5 Ways to Save Money on Corporate Entertainment

October 29, 2013


Corporate events can be expensive things and if you’re tasked with planning one, chances are you’ve been tasked with keeping costs down too. Now ordinarily, the last people you’d ask about how to keep entertainment costs down would be the people who book entertainment – but Sternberg Clarke aren’t ordinary people through whom one might book entertainment. I mean, look! Look at these 5 great tips for saving money on entertainment! Why would we do that? I’ll tell you for why... because we care.

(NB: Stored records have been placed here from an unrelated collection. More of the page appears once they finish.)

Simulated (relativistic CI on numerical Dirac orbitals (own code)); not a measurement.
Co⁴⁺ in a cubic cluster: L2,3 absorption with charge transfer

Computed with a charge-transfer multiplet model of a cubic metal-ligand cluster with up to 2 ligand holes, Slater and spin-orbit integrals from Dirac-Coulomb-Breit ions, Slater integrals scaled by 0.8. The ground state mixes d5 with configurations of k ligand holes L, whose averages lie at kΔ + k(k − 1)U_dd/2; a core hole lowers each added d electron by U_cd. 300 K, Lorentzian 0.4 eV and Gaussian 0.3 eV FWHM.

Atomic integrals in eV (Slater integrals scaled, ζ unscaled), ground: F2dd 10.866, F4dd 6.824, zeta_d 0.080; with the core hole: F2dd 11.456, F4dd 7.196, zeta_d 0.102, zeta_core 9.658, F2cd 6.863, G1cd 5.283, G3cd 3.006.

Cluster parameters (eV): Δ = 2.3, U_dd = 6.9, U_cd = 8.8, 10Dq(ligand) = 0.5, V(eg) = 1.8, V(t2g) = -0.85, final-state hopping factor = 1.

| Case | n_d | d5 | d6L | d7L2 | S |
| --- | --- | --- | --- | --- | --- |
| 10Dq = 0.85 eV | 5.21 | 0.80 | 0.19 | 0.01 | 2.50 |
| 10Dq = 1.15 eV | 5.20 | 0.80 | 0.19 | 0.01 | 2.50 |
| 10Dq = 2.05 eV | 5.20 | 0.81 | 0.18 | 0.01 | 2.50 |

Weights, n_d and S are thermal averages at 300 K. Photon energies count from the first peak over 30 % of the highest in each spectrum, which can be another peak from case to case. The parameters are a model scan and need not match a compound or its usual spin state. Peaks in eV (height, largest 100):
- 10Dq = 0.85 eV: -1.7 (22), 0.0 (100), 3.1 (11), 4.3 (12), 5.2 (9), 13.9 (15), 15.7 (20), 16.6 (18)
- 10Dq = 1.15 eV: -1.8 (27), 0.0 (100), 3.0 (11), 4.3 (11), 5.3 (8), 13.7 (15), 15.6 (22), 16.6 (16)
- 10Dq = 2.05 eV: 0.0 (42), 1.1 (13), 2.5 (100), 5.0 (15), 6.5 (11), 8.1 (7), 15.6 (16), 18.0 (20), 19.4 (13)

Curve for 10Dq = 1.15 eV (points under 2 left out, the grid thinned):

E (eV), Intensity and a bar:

Of course every act is different and there are no sure fire ways to cut down costs that apply across all genres of entertainment but the following 5 tips offer a few ways to get a performer (and an entertainment agency) in a negotiatin’ mood. Read on for more.

 Be Tight on Timings

Generally, acts will charge a flat fee for their performance – usually 2 or 3 x 45 minute sets and changes to performance times won’t make a huge difference to this fee. This is just to make sure that performers don’t lose out on more lucrative work for the sake of a shorter gig, it also allows us to give accurate, reliable quotes quickly. What can make all the difference is making sure an act can get in and out of an event quickly and easily with minimal time spent waiting around for sound checks etc. Also bear in mind that acts will generally charge more if they finish performing after midnight, so if you can avoid a late end time, it might cut down on costs.

 Seek Out Multi-Taskers

We only work with the best function bands and music ensembles and those bands and ensembles are generally made up of the best musicians. One of the great things about working with these awfully talented muso-types is that they’re often able to play in a range of styles, sometimes even multiple instruments, that means that some function bands are able to offer a set as a background Jazz ensemble, some jazz musicians can team up with a DJ for an Organic Jam set. If you’re considering having different styles of music at your event, it’s worthwhile asking whether any of the acts in question can perform in another configuration. Extra sets won’t be included in an act’s standard fee, but this will generally work out cheaper than hiring another act.  

 Let Your Production Team Make Things Easier

Outside of actually performing, many of our acts probably spend most of their time lugging equipment up staircases and in and out of vans. So If you’ve got a production team at your event and you’re planning on booking a band or an act that requires amplification – it’s a good idea to let the entertainment and production teams liaise as soon as possible to avoid doubling up on any unnecessary equipment. The less gear an act has to take to a gig, the easier it is for them and the more willing they’ll be to negotiate on prices. 

 Think About Multiple Bookings

The life of a professional performer is unpredictable, so if you’re able to offer a little stability once in a while – it’ll be warmly appreciated.  If you’re planning a run of bookings over the course of a few weeks, it might be worth teaming up with an act or group of performers for the entire run. It’s easier to come to an agreement on an acts fee when they’re guaranteed a run of gigs as opposed to a one off. It also makes for a smoother event when acts and event planners are able to work together over multiple dates.

 Look for Up-and-Comers

In our blog on Booking Comedians we discussed the importance of not getting hung up on big names. The same goes for all genres of entertainment – big names normally mean big fees and while star factor is a huge draw for an event audience, if you’re working on a tight budget there can be better ways to spend your money. Part of our job is knowing the big names as well as those who are on the way up so we’re always happy to offer up alternatives who maybe aren’t commanding the big bucks just yet.